Classics We Haven’t Read & Why You Should Read Anna Karenina

Not chatting about books, are they?

These bicyclists aren’t chatting about books, are they?

Bicyclists on a long ride are usually too busy pedaling to chat about books, but during the third hour of a mind-numbing ride into a fierce Nebraska wind, we were so bored that we actually considered the question, “What classics haven’t you read?”

What haven’t I read?  Moby Dick.  I once made it as far as Chapter 42, “The Whiteness of the Whale.” Beautiful writing, but was I just a tad bored?  A tad or two.  My husband’s laudation of Melville’s style, and even the critic Michael Dirda’s contention that Moby Dick is the Great American Novel cannot persuade me to read it.

My favorite book.

My favorite book.

My husband admits he has not read Anna Karenina.   It is one of my favorite books.

Possibly the opening lines of Anna Karenina terrify men.  He denies it.

All happy families are alike; each unhappy family is unhappy in its own way.

All was confusion in the Oblonskys’ house.  The wife had found out that the husband was having an affair with their former French governess, and had announced to the husband that she could not live in the same house with him.

Marriage, families, confusion, adultery.

In addition to exploring the consequences of men’s and women’s infidelities, Tolstoy’s novel is filled with extraordinary scenes that make this a dramatic pageturner (and, yes, I just reread it, in the wonderful award-winning Pevear and Volokhonsky translation).

FIVE SCENES WORTH READING ANNA KARENINA FOR:

1.  BEST ICE-SKATING SCENE.   Levin, a landowner, comes to Moscow to propose to Kitty.  He ice-skates with her and endearingly learns a new trick.

Just then one of the young men, the best of the new skaters, with skates on and a cigarette in his mouth, came out of the coffee room and, taking a short run, went down the steps on his skates, clattering and jumping.  He flew down and, not even changing the free position of his arms, glided away over the ice….

“Ah, that’s a new stunt!” said Levin, and immediately ran up to try it.

Although he stumbles, he skates away laughing, reminding Kitty of what a dear man he is.  Unfortunately, she thinks of him as a brother.

2.  3.  BEST ILLICIT ATTRACTION SCENE AT A BALL (OH, JANE AUSTEN, IF ONLY YOU’D KNOWN…).   Anna Karenina comes to Moscow to heal the rift between her brother Stiva and his wife, Dolly:  by chance she meets Kitty’s new boyfriend, Vronsky, at the train station. He is very attracted.  At the ball at which Kitty expects him to propose, he dances almost exclusively with Anna.

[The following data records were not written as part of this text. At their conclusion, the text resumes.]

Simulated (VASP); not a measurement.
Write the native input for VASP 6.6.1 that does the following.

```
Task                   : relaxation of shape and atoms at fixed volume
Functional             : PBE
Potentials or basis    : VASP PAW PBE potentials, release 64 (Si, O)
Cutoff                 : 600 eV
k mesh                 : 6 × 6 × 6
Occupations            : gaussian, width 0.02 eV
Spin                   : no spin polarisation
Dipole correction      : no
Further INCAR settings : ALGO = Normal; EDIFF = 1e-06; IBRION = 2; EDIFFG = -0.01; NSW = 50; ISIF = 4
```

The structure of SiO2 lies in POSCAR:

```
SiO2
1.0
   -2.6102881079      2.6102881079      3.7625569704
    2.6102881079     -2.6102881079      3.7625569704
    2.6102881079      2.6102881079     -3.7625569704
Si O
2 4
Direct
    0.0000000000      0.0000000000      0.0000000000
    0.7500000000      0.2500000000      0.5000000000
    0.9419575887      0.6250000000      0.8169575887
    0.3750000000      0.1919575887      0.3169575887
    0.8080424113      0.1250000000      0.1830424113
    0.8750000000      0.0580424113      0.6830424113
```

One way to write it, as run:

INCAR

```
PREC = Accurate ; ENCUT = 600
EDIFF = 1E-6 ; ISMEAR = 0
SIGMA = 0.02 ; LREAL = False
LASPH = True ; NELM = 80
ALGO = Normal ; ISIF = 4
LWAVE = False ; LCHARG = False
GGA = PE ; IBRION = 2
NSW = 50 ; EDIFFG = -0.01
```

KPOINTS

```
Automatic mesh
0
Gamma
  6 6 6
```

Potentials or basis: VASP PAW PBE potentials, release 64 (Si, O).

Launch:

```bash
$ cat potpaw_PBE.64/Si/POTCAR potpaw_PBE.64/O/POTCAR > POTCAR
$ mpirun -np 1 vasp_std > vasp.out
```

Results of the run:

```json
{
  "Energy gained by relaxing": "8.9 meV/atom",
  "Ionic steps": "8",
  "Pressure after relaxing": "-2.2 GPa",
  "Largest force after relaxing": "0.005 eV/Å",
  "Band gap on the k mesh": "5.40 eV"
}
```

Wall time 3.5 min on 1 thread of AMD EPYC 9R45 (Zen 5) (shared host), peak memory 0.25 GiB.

Each time he spoke with Anna, her eyes flashed with a joyful light and a smile of happiness curved her red lips.  She seemed to be struggling with herself to keep these signs of joy from showing, yet they appeared on her face of themselves.  “‘But what about him?’ Kitty looked at him and was horrified.  What portrayed itself so clearly in the mirror of Anna’s face, she also saw in him.

3. SOLACE WHEN YOU’RE DUMPED.  Kitty has a nervous breakdown when Vronsky leaves Moscow to pursue Anna Karenina to Petersburg.

Her sister Dolly tries to comfort Kitty.

Come now, Kitty.   Can you really think I don’t know?  I know everything.  And believe me, it’s nothing…  We’ve all gone through it.”

But poor Kitty has not gone through it yet.

4.  MOST TRAGIC HORSE-RACING SCENE.  Before Vronsky rides in a steeplechase race, his mother and brother object to his scandalous passion for the married Anna (they would prefer him to have a chic, light affair), and Anna tells him she is pregnant.  During the race, his mistreatment of the horse, Frou-Frou, leads to her death, and foreshadows Anna’s fate.

5.  MOST AGONIZING FALLEN-WOMAN-REJECTED SCENE.  After Anna and Vronsky live together in Europe, she refuses to believe that Petersburg society will ostracize her.  She goes to the theater, and is publicly humiliated.

He knew she had gathered her last forces in order to maintain the role she had taken upon herself.  And in this role of ostensible calm she succeeded fully.  People who did not know her and her circle, and who had not heard all the expressions of commiseration, indignation and astonishment from women that she should allow herself to appear in society and to appear so conspicuously in her lace attire and in all her beauty, admired the calm and beauty of this woman and did not suspect that she was experiencing the feelings of a person in the pillory.

A brilliant book, a tragedy, but also with many joyous scenes of love and family life (which I haven’t included here).  No one wrote better than Tolstoy.